Nono had received a Build-A-Bear gift card for her birthday and I was determined to use it before school starts up on Wednesday. Build-a-Bear stores (or "workshops" as they prefer to be called) are places we normally avoid at all costs. I have always imagined them be uber-expensive and so I pretend they don't exist. I was pretty sure that with a $25 gift card we could manage to get her a stuffed animal and at least one outfit if we were savvy about it. Turns out we were not savvy about it.
For those of you who have never had the Build-a-Bear Experience, the process goes like this:
1. Chose a stuffed animal pelt (looks like heaps of skinned cats) from the many, many options. (Nono chose a grey kitten with pink ears and long eye-lashes.)
2. Bring the animal to the "stuffing machine" where your child picks out either a red satin heart or a plastic "real" beating heart (thankfully she did not choose the noisy kind).
3. The employee at the stuffing station then leads your child through a complicated ritual involving kissing the heart, rubbing it on her head (so the animal will be smart) rubbing it on her heart (so the animal will be kind) rubbing it on her biceps (so the animal will be strong) and closing her eyes and wishing before inserting the heart into the stuffed animal. Then she asks your child to spin around in one direction for good luck and spin around in the opposite direction for extra good luck. The employee allows your child to decide how floppy or fully stuffed the animal should be and then sews up the back of the animal.
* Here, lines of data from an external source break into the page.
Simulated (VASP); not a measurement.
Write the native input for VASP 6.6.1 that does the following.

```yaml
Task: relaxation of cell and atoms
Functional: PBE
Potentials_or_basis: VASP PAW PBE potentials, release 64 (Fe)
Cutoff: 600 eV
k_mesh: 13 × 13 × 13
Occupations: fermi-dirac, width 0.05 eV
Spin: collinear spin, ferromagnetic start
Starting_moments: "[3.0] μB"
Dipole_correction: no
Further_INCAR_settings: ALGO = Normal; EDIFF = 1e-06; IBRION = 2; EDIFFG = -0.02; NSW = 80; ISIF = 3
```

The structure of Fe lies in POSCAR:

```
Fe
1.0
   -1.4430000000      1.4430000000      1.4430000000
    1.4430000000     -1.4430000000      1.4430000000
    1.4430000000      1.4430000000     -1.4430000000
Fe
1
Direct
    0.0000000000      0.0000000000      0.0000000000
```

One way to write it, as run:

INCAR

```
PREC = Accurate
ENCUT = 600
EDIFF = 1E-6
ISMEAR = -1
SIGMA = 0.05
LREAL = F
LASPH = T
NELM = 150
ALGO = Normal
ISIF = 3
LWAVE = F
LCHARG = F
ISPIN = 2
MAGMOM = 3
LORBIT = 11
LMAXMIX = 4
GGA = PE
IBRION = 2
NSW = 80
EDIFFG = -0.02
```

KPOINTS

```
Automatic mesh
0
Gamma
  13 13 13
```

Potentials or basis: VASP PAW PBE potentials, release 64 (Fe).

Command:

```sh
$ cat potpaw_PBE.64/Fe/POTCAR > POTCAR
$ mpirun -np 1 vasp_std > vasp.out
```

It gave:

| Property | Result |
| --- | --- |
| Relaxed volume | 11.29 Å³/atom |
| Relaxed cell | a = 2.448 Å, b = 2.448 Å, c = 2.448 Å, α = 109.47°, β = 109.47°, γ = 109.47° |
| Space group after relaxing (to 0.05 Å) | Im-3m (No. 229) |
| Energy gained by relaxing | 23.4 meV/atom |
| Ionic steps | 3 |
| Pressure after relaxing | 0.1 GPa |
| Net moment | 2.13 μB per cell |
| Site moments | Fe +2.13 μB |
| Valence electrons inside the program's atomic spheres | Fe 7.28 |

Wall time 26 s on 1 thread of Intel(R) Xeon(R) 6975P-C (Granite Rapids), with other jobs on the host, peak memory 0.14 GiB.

4. Your child then proceeds to the "fluffing station" where she pretends to give the animal a bath (No water is involved, just an air vent.)
5. Then you clothe and accessorize your animal. They have a pretend dressing room you can use. This is where things can get really crazy, because the clothes don't seem that expensive, but they really start to add up.
You end up having conversations like this one:
Me: Do you want to get roller skates for her?
Nono: Well, she wears glasses, so it's probably not a good idea.
Me: People who wear glasses do roller skate.
Nono: Well, she's only 5 though, so I wouldn't feel responsible.
Me: Oh well, you are her Mom, so you know best.
(Nono seemed pleased with this answer.)
6. You and you child go to computer where you input all of your contact info (um, why do you need this again?) so they can print out a birth certificate for your animal. Who, in our case, is named Pearl Pink.
7. Then you finally go to the register with all of your stuff. We started with a $25 gift card and ended up somehow spending an additional $30. Because Pearl Pink needed Hello Kitty undies and red satin undies and a back-to-school outfit and red sparkly ruby slippers and a fluffy Hello Kitty bathrobe and eye-glasses. I vetoed bunny slippers and a silver sequined headband that kept falling off (the eye glasses kept falling off too, but it was such an endearing choice that I couldn't help approving them.)
The thing is, it was great watching how much Nono enjoyed the process of creating this new toy and mothering it, but I'd be lying if I didn't admit I enjoyed the process too. It was definitely one of those times I was glad I have a girly-girl to do these things with. I don't think we will be back ever again, but I'm glad we went just this once. And it may be that Pearl Pink will receive those bunny slippers (and maybe a ballerina outfit and toe shoes - what the heck.) as a Christmas gift.